When Your Favourite Character Dies

Ever read a novel and the worst imaginable thing happens, your favourite character dies?  I’ve done that several times.

A Song of Ice and Fire by George R. R. Martin is very well-known for doing this.  Now as a very popular TV series, named after the first novel, Game of Thrones is showing an expanded audience what it’s like to have many of your favourite characters kick the bucket.

You go through several stages.  Disbelief and shock, unable to accept that it happened.  You think that somehow they’ll come back.  You feel resentful of the author for killing the characters.  Finally, you accept that it happened and continue on.

Is it good for the book?  I think it creates a lot of drama.  For a series like A Song of Ice and Fire, it creates a feeling that anything can happen.  You have to accept that anyone can die.  Very few do it like Martin does.

I’ve read some others where not many die, but my favourite character dies.  That comes as more of a shock than the deaths in Westeros.

But what do you think?  How do you take the deaths of your favourite characters?  Please don’t post spoilers.

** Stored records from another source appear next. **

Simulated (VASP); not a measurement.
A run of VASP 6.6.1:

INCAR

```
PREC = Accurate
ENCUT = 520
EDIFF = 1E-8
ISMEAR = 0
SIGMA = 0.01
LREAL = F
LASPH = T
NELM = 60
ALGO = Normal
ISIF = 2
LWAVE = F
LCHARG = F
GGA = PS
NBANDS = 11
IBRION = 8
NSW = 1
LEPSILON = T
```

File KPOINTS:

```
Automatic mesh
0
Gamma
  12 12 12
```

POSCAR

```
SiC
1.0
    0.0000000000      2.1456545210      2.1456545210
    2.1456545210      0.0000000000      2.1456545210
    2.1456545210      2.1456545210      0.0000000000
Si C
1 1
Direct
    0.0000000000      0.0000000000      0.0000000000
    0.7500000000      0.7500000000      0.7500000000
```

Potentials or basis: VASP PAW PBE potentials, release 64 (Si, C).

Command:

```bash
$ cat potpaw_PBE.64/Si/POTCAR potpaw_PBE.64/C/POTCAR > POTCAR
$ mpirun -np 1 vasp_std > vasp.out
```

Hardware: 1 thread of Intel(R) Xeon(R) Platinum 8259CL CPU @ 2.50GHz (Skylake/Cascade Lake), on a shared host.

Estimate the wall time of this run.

6 thoughts on “When Your Favourite Character Dies”

    1. I know. I knew it was going to happen, since I’ve read the first 2 books. But I have yet to actually watch Game of Thrones. But you’re right, Sean Bean always dies. He did in Game of Thrones, and he did in my favourite, Lord of the Rings.

  1. It depends on the execution of the scene. When done right, it jerks the reader out of his comfort zone. We tend to have this assumption that our favorite character has a form of fictional immortality – because they’re doing so well, they just can’t die because it would be a disservice to the story as a whole. But authors like Martin can pull it off successfully not only by killing off a number of important characters, but showing that the world keeps going in spite of them. He shows that the characters we thought were significant and could make a difference really weren’t that important after all, or perhaps important for reasons that we didn’t anticipate.

    That’s probably the key to making the death of a character have such an impact. Death is an extreme form of loss, so the author shouldn’t be afraid to confront that loss and have it mean something.

    1. Thanks for the comment. That’s definitely true about having the world keep on going. If a character is carrying the entire story, maybe it’s not a very deep story at all, especially if it has a large cast of characters.

  2. Ok so I read the first book to a new series recently and I was tootling along really loving this particular character and thinking I knew the direction where things were going (especially because the cover featured said character) and them BLAMMO dead…and I felt cheated, angry and just erg like something was stolen from me.) I don’t know if this affected how I viewed the rest of the book but then I didn’t end up liking any of the other characters. Suffice to say I still loved the worldbuilding of the book but it made reading the rest of the book really hard because none of the other characters were sympathetic. I knew this particular character wasn’t a “main” character because he didn’t have a POV but still I was so disappointed.

    1. That’s got to be difficult to read if the only sympathetic character dies. I think for a book to be good, the characters (at least some of them) should be sympathetic.